Defining Sexual Assault Nationally
Federal Criminal Code
Federal and nonfederal courts coexist in separate, yet highly related judicial systems. Statutory powers not expressly given to the U.S. Government are retained by the states. Federal criminal jurisdiction can occur when sexual assaults take place on federal land (e.g., American Indian reservations, national parks) and for sexual assaults that have interstate or international components (e.g., kidnapping cases, assaults on cruise ships).
The Federal Criminal Code defines sexual abuse by the degree of force or threat of force used:
National Victim Assistance Academy Textbook Chapter 3.2 discusses federal criminal jurisdiction and chapter 10 discusses sexual assault.
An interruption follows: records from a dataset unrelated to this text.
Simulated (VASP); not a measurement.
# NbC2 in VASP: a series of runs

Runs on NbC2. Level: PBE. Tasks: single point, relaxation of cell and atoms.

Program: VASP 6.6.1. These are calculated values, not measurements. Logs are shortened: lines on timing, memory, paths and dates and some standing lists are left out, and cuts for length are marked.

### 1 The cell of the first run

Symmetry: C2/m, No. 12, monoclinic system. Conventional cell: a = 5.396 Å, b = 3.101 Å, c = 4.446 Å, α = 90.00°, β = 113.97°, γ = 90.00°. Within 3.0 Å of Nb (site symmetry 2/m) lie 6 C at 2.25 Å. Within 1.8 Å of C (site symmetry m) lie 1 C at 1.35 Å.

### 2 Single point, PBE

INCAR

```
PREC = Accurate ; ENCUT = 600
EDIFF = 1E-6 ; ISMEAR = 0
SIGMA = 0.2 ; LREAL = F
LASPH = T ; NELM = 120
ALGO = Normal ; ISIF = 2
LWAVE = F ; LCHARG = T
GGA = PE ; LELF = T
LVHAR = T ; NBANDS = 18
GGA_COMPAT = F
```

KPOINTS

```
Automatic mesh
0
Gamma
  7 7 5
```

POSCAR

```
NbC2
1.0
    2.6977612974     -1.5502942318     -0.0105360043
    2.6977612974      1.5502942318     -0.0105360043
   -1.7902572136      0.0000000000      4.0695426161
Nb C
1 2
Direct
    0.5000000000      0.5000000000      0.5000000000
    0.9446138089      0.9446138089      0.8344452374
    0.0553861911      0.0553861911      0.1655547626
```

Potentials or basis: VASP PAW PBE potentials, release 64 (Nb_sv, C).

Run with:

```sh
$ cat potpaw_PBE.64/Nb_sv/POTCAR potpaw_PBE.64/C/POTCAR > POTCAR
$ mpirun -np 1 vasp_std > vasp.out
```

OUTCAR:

- Aggravated sexual abuse includes circumstances when a person knowingly causes another person to engage in a sexual act or attempts to do so by using force or threatening a person with death, serious bodily injury, or kidnapping. Aggravated sexual abuse also includes situations in which a person knowingly renders another person unconscious or administers a drug, intoxicant, or other similar substance without the knowledge or permission of that person and engages in a sexual act.
- Abusive sexual contact takes place when no sexual penetration actually occurs but when intentional touching of the genitalia, anus, groin, breast, inner thigh, or buttocks is used to abuse, humiliate, or harass another person.